But then we have a need for global parametrization, likely adding preprocessing affecting production, and a lot of work to implement related tools.
Another option would be to use volume probes like DDGI as fall back for offscreen stuff.
(Maybe they did something here and i'd need to correct myself, not done yet reading the whole paper... too much of them at once :) )

Edit: pasted in the picture of froxel grid by accident and can't remove it. (I see the same happened with earlier post - not intended)
Funnily i had this same idea some weeks ago in regard of doing full scene fluid simulations. But i did not realize it's interesting to map surfels to the scene as well.

Here at least some solution exist where they can solve the problem. But is is funny something so useful was forget because it was used before in realtime but never released in any games by Michael Bunnel and it was the defacto method for GI before pathtracing. I think the patent about surfel is abandoned maybe due to the fact everyone use pathtracing in offline rendering.

In realtime field all people were running after voxel and sdf as an alternative to triangle based raytracing.

And it is using hardware raytracing. :) Something so useful not lost.
 
Surfels shoot rays into the scene. These rays hit geometry, any geometry that is in the ray tracing acceleration structure, including dynamic and skinned geometry. On a hit point, we evaluate direct diffuse lighting and shadowing by tracing the light sources in the scene. We will talk about how we do that efficiently a bit later. Additionally at the hit locations we also evaluate the existing surfel lighting at those locations. This gives us effectively infinite bounce over time, as long as there is surfel coverage in that area.

This seems like it would be a problem since surfels only spawn for geometry that was on screen at some point. What if the ray hits back facing or offscreen geometry? You get one bounce but that’s it.

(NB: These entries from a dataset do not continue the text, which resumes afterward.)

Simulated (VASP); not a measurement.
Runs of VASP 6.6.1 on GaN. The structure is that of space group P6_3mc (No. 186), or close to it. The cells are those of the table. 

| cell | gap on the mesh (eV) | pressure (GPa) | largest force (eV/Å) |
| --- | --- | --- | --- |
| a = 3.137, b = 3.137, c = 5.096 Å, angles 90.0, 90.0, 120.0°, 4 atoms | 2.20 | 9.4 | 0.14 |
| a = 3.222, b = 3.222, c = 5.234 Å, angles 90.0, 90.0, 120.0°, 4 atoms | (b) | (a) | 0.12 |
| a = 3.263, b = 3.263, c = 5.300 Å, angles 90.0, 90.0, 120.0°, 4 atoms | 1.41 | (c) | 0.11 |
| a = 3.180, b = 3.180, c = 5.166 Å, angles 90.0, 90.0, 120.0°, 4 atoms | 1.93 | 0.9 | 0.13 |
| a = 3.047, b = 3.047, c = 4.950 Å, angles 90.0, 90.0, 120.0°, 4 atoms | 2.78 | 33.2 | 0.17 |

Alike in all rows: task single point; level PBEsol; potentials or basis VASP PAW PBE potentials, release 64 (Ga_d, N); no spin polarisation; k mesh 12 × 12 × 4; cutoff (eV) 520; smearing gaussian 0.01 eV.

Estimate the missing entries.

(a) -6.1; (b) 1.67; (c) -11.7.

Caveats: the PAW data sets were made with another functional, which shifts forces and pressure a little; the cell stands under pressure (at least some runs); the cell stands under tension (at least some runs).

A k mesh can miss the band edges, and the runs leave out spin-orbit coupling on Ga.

The different approaches to dynamic GI are intriguing. There’s DDGI, Lumen, GIBS so far all taking slightly different approaches to the problem. Interestingly both Lumen and GIBS use probe grids in addition to their surface caches. GIBS seems to be the most complete in terms of accuracy and asset compatibility. Lumen’s advantage is support for older non-RT hardware but that seems not so relevant given the performance required. DDGI is less accurate as it only uses probes but is the most straightforward to implement.

What’s clear is that native 4K will not be a thing this generation. GIBS is struggling with checkerboard 1800p on PS5.